Friday, June 30, 2017

I Am the Wall

[edited to remove random words unnecessary to sentence construction]:
"Imagine that there's a big open space, and the open space is everything in the universe. So if you have absolute freedom, you can just go anywhere and do anything.  the rules of the game are these walls that keep you in.  As long as you stay inside the walls, you're not cheating, and if you go outside the walls, you are cheating.  So you play a video game like Mario, for example, and you don't know where the walls are.  You've never played Mario before.  But you start exploring this space.  You press A and you jump, and you go, 'Ha! - I know that if I press A, I jump.'  So you've seen the wall.  And he jumps this high.  You start seeing where the walls are.
"Like when you play Metroid and you explore the map, you see what the map looks like.  You're exploring this rules space by trial and error.  You're moving around in space finding all the walls, and eventually when you move around enough and try enough different things, 'Oh, a Fire Flower does this, I jump on guy and I kill him, but if I fall in a hole I die.'  You learn the rules and eventually the whole shape of the walls of the game expose themselves to you and now you know how to play."
(...)
"In a video game, those walls are in the form of software.  Software doesn't have to do any work. Your computer, it's just electricity, it doesn't have any feelings, it doesn't have to work hard.  It just is walls.  It shows you what the rules are.  But if you want to play a board game, and learn it by bumping into all the walls, some human being has to be like, 'No.  No you can't do that, you can only do this ... imagine sitting down to play Settlers, you know nothing about the game, and someone has to sit here and watch you and tell you when you've done something right and wrong the whole time, that's a huge pain in the butt for them.  If someone's willing to do that for you so that you can learn Settlers in the most fun, easy way without reading the rules or anything, they deserve a lot of accolades because they're putting up with a lot of crap."
Brandon DeCoster and Scott Rubin

Yep, that's me, the DM.  Putting up with a lot of crap.  And, I think, more crap than most, because I am adding a lot of rules as I design, leading to a lot of walls and a lot of having to say, "No, you can't do that."

In reality, however, this is an initial problem that steadily evaporates as the game progresses.  The new players I launched back in Nov-Dec of 2016 bounced a lot against those rules and at times it was aggravating.  But with just six months of online campaigning, the game details are moving a lot smoother.  In real life, when questions can be answered immediately and both my tone and my intent can be read more easily through observation, the amount of correcting swiftly falls away and the players rapidly move between the walls without any difficulty.

This is a careful point that needs to be made.  The presence of walls limit a game space but they do not eliminate it.  A lot can happen inside the game space of a hockey rink or a soccer field; the restrictive degree to which pieces can move in chess or the limit in the variety of pieces in go does not challenge the fascination and delight we find in those games.  We can say that good games need boundaries; but we can also say that well made boundaries produce a fabulous extravagance in controlled possibilities.
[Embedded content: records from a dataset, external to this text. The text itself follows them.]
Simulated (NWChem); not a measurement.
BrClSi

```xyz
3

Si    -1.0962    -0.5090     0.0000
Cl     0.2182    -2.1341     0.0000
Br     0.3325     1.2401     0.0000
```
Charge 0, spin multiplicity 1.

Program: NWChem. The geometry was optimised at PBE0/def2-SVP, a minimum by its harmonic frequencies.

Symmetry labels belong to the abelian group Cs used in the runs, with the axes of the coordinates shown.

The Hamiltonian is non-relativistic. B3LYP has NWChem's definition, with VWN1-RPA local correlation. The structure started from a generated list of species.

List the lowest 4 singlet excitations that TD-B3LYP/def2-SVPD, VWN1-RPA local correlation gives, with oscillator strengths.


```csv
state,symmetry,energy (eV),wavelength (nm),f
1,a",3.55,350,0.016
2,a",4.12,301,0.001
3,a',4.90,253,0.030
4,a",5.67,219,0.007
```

I made a point last week when writing about haphazard settings that, in conditions of risk, when options are lost, the players are pressed to dig deeper into themselves in order to produce solutions. The reader may need to view this another way: that, when pushed against the wall of the rules, the player fights harder to live.  Or, to put it another way still, the player is more alive when fighting against the odds; life is sweeter.

Remove the walls, reduce the threat, free the player to experience absolute freedom, and we produce a paralyzing surfeit of choice, followed by a sense of ennui in that nothing really matters.

The super-fantasy of removed walls, where players willy-nilly create character backgrounds based on a complete lack of mechanics, on pure whim, is inevitably countered by the extremely narrow wall-set that we usually describe as a railroaded campaign.  It is helpful to this argument that DeCoster and Rubin use Mario as their example ~ a game which, in role-playing terms, certainly has one eventual outcome, even in later incarnations where many different paths led to the same goal.  Obviously, a railroad works for a video game; initially, in VG design, there was no choice but to create a railroaded experience: it is still a virtual necessity for most video games, with notable and successful exceptions.

Role-playing, however, only leans upon the rat-maze concept (pulling the metaphor back to walls rather than trains) because for most DMs it is very hard to imagine a game world where the maze has no beginning and no end and a virtually unlimited number of paths that are all, nonetheless, contained inside walls.  And because those paths can be added and enhanced as necessary, as fast as the players move between the walls they happen to find, there's never any danger of the setting reaching its end.

Even if the players were to move through every single hex of my world, that would not be the end of the adventures they could find in those hexes.  The non-maze is in my head, not on the paper.  So long as I'm ready to play, the game goes on.

Yet the walls themselves are not made of cardboard and cannot be easily broken through, because I am there to say, "No."  The combat rules are fixed, the player's hit points are fixed, the effect of the dice are fixed, the access to knowledge and power is fixed, etcetera.  The walls may move back, the benefits and upgrades to the players may increase, but the manner in which they increase is also fixed.  If the players choose not to pick one of the upteenth number of paths in front of them, and instead try to bash through a wall, they'll find themselves made impotent and ~ eventually ~ tossed from the game.

Just because D&D is complicated doesn't mean that it's not Settlers of Catan.  It may offer millions of arrangements that can be sorted out and advanced at a moment's notice, but the "winning" strategy is still the one that accumulates the most points (of whatever form) and ensures continued survival as the game goes on.  Settlers ends because the board is finite; D&D does not end because the board is, for general purposes, infinite.  But the principles that guide play for each, the building of strategies that produce effects that are then resolved (by dice in the way of D&D), producing a payoff and opportunities for further strategy, work alike.

Unless, of course, one chooses to ignore that a given RPG works according to rules, for reasons, in order to produce an "experience" that can't be measured meaningfully, which in turn must then be interpreted as a "feeling" receiving for having participated.

Honestly . . . are we playing a game or are we just playing?